NJLTAP Enews Volume 20 – Issue 5 – September/October 2018

According to national traffic data from the U.S. Department of Transportation, severe and fatal crashes are on the rise across the country, increasing 5.6 percent from 2015 to 2016.

Two crash types in particular pose a significant challenge – those resulting from roadway lane departures and pedestrian-involved incidents. In fact, these two crash types combined account for more than 65 percent of roadway fatalities nationwide.

To help reduce these crashes, the fifth round of the FHWA Every Day Counts (EDC-5) program includes innovations dedicated to helping State and local agencies address these crash types.

The Reducing Rural Roadway Departures innovation is new for EDC-5 and the Safe Transportation for Every Pedestrian (STEP) effort was so successful in EDC-4 that it was selected to continue in round 5. The deployment teams that support these innovations will spend the next 2 years promoting proven safety countermeasures and best practices to help reduce these crash types through technical assistance, outreach, training, and more.
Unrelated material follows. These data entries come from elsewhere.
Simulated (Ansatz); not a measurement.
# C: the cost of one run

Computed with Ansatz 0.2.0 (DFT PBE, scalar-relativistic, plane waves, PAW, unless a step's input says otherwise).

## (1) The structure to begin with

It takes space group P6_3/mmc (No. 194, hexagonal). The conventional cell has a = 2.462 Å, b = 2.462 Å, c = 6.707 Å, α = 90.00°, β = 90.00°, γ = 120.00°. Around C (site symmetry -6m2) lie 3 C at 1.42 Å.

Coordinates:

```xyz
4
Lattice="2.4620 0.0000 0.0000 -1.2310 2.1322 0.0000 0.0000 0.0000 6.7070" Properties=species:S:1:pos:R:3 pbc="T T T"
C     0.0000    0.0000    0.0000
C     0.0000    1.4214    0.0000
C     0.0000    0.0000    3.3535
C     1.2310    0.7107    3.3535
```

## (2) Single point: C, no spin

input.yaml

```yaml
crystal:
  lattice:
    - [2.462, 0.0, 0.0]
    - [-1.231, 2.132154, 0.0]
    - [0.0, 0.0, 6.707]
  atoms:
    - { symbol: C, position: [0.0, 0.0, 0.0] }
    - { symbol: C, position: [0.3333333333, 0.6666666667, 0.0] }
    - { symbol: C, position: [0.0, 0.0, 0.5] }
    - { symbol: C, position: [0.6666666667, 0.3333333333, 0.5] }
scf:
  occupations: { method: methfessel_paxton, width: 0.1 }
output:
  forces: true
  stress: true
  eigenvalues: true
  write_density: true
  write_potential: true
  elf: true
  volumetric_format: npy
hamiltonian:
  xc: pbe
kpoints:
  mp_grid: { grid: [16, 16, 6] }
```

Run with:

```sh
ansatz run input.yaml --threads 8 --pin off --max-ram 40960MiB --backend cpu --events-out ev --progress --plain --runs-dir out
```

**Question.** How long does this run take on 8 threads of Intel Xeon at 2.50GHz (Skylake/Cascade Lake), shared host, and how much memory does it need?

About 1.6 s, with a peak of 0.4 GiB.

Reducing rural roadway departures

In 2016, 18,590 lives were lost on rural roads—more than half of all traffic deaths—even though only 19 percent of the U.S. population lived in rural areas. However, substantial safety improvements can be difficult to make because of the sheer size of the rural road network. There are almost three million miles of rural roadway in America, accounting for approximately 70 percent of public road mileage. That network is most often operated by local agencies with limited resources in safety analysis or planning.

Two-thirds of all rural roadway fatalities involve a roadway departure, where a vehicle crosses a center line, an edge line, or leaves the traveled way where there are no pavement markings. But with so many miles of rural roadways, it can be difficult to select the locations where applying roadway departure countermeasures will do the most good. Some of the suggested countermeasures are:

  • Roadway departure countermeasures that can be applied systemically include:
  • Signing and markings to delineate lane edges and alignment changes, helping drivers navigate.
  • Rumble strips to alert drowsy and distracted drivers drifting from their lane.
  • Friction treatments at curves or other at-risk locations to reduce loss of control.
  • Shoulders, the SafetyEdgeSM, and clear zones to provide opportunities for a safe recovery when drivers leave the roadway.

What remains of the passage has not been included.